Earthquake effects, as noted by people, are rated using the Modified Mercalli (MM) intensity scale, which ranges from I (imperceptible) up to XII (total destruction).
For the very shallow earthquakes common in many parts of southern Australia, with a focal depth of less than 10km, people who are near the epicentre and on average ground will usually experience the maximum MM intensities in the Table below.
| Magnitude | MM Intensity |
|---|---|
| 1.2 | II |
| 2.0 | III |
| 3.0 | IV |
| 4.0 | V-VI |
| 5.0 | VI-VII |
| 6.0 | VII-VIII |
| 7.0 | VIII-IX |
If the people or buildings are on soft ground such as old river sediments, the MM intensity experienced may be one to two units higher; if on solid rock, it may be one unit lower. The intensity with which the earthquake is felt may also be higher on hilltops.
In Australia, earthquakes with magnitudes of less than 3.5 seldom cause damage, and the smallest magnitude earthquake known to have caused fatalities is the magnitude 5.6 Newcastle earthquake in 1989. However, magnitude 4.0 earthquakes occasionally topple chimneys or result in other damage which could potentially cause injuries or fatalities.
Apart from causing shaking, earthquakes of magnitude 4.0 or greater may also trigger landslides which can cause casualties. The larger the magnitude of the earthquake, the bigger the area over which landslides may occur.
In areas underlain by water-saturated sediments, large earthquakes, usually magnitude 6.0 or greater, may cause liquefaction. The shaking causes the wet sediment to become quicksand and flow. Subsidence from this may cause buildings to topple, and the sediment may erupt at the surface from craters and fountains.

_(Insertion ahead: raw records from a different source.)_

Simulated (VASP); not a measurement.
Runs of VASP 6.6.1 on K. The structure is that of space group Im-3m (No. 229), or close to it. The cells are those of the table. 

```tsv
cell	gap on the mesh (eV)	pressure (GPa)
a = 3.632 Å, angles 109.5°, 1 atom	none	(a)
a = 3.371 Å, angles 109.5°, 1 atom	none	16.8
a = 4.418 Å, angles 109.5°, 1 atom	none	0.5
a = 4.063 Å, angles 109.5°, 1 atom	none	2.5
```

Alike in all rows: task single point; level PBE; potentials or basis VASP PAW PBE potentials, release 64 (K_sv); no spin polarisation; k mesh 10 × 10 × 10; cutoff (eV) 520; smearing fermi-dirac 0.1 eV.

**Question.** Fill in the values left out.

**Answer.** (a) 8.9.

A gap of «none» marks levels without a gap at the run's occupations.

Undersea earthquakes can cause a tsunami, or a series of waves which can cross an ocean and cause extensive damage to coastal regions.
The destruction from strong earthquake shaking can be worsened by fires caused by downed power lines and ruptured gas mains.
Interesting fact: Earthquake vibrations travel very fast, up to 14 kilometres per second. The fastest seismic waves take less than 20 minutes to reach the other side of the earth, a distance of almost 13 000 kilometres!